K. J. Asali The late Kamil Jamil el Asali was a native of Jerusalem. He received his Ph.D. from Humboldt University, Berlin, 1967. He was engaged in research on Jerusalem at the University of Jordan. In 1982, he was awarded the prize of the Kuwait Foundation for the Advancement of Sciences.
EARLY IN 1994 THE ISRAELI PRESS REPORTED that the Israeli Ministry of Tourism and the Municipality of Jerusalem would organize country-wide celebrations in two-and-a-half years to mark the three-thousand-year anniversary of the founding of the city of Jerusalem. The Ministry and the Municipality found that the year 1996 would be one which would leave a special impression as an anniversary of the eternal city. However, in 1970 a musical festival was held in Israel marking the four-thousand-year anniversary of the founding of Jerusalem. At that time, the Israeli newspaper Davar criticized the organizers of the festival for reducing the age of the city by one thousand years. The question that presents itself here is how could the age of the city be reduced once again by another thousand years by the Israeli Municipality and the Ministry?

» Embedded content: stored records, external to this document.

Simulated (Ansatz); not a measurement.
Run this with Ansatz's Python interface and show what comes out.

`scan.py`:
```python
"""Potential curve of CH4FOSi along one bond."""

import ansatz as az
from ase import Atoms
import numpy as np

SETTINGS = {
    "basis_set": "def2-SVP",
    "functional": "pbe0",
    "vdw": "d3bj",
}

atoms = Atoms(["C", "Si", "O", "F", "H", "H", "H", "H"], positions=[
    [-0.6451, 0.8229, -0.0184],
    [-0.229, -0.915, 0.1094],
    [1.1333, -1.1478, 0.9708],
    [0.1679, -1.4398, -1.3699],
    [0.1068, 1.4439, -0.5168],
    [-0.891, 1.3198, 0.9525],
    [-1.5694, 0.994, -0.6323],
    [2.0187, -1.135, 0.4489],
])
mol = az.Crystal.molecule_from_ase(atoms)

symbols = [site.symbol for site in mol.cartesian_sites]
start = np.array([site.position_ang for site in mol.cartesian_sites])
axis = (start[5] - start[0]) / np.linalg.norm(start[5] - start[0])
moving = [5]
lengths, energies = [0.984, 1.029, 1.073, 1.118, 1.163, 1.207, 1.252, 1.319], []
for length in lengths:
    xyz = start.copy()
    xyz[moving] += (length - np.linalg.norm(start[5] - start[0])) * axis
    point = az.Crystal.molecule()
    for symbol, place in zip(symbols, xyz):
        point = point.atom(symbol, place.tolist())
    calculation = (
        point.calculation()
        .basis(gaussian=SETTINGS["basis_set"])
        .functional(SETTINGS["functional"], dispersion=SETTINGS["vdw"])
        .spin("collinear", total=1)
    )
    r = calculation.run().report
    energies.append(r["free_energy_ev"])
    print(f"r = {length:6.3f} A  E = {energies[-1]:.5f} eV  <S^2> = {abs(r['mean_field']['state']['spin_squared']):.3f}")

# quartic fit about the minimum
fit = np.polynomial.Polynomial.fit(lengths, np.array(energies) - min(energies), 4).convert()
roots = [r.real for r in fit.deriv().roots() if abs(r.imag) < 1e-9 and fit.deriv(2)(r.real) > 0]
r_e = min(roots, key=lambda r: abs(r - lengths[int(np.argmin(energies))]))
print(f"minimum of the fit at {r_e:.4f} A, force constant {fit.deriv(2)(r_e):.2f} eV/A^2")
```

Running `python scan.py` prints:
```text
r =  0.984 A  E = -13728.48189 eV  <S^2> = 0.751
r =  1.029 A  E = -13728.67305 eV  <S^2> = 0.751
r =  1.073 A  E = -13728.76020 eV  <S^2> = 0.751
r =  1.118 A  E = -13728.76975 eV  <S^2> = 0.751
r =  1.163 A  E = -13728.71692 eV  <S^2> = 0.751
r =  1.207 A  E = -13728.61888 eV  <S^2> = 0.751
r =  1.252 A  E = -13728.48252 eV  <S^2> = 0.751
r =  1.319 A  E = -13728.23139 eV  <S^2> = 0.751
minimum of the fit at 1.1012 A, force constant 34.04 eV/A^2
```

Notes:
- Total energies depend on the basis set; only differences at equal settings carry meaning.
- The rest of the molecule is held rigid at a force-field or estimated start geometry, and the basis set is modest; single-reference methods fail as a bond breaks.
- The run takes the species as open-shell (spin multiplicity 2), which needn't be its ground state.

It is evident that neither anniversary is historically correct. It seems that both were chosen for touristic or artistic considerations, and that the choice of the second one was politically motivated. It is well-known that the correct age of the city, according to historical accounts, is five thousand years. This estimation is given by the Israeli historian Zev Vilnay, among other sources, in his comprehensive work in Hebrew, The Encyclopedia for the Knowledge of the Land of Israel, in the chapter titled "Jerusalem, the Capital of Israel.''[l] The same age is given by the Israeli historians Ephraim and Menachem Tilmay at the end of their book, Jerusalem. [2]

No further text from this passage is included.